Our opinion is based on the Internal Revenue Code of 1986, as amended, Treasury regulations promulgated thereunder, judicial decisions, published positions of the Internal Revenue Service (the “Service”), and such other authorities as we have considered relevant, all as in effect on the date of this opinion and all of which are subject to change or differing interpretations, possibly with retroactive effect. A change in the authorities upon which our opinion is based could affect the conclusions expressed herein. Moreover, there can be no assurance that positions contrary to our opinion will not be taken by the Service or, if challenged, by a court.
Based upon the foregoing, and subject to the qualifications, assumptions and limitations set forth herein and in the Registration Statement, we hereby confirm that the statements set forth in the Registration Statement under the caption “Material U.S. Federal Income Tax Considerations,” insofar as they are statements regarding United States federal income tax law and regulations and legal conclusions with respect thereto, constitute the opinion of Latham & Watkins LLP as to the material U.S. federal income tax consequences to holders of Capitol’s Class A Common Stock that elect to have their Capitol Class A Common Stock redeemed for cash if the business combination is completed.
This opinion is being delivered prior to the consummation of the transactions contemplated by the Merger Agreement and therefore is prospective and dependent on future events. This opinion is expressed as of the date hereof, and we are under no obligation to supplement or revise our opinion to reflect any legal developments or any factual matters arising subsequent to the date hereof, or the impact of any information, document, certificate, record, statement, representation, covenant, or assumption relied upon herein that becomes incorrect or untrue.
We express our opinion herein only as to those matters specifically set forth above and no opinion should be inferred as to tax consequences with respect to the transactions contemplated by the Merger Agreement under any state, local or foreign law, or with respect to other areas of U.S. federal taxation. We are members of the Bar of the State of New York, and we do not express any opinion herein concerning any law other than the federal law of the United States.

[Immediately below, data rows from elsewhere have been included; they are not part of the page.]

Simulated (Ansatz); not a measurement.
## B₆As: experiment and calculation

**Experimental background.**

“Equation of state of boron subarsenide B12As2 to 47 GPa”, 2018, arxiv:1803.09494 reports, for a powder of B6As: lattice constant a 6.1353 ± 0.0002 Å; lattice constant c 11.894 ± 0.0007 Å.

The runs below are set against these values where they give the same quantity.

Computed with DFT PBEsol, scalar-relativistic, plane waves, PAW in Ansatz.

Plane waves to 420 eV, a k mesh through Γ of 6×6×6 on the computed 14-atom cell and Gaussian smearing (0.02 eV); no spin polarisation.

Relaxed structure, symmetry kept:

This opinion has been prepared solely in connection with the Registration Statement and may not be relied upon for any other purpose without our prior written consent. We hereby consent to the filing of this opinion as Exhibit 8.1 to the Registration Statement. In giving this consent, we do not thereby admit that we are in the category of persons whose consent is required under Section 7 of the Securities Act of 1933, as amended, or the rules and regulations of the Securities Exchange Commission thereunder.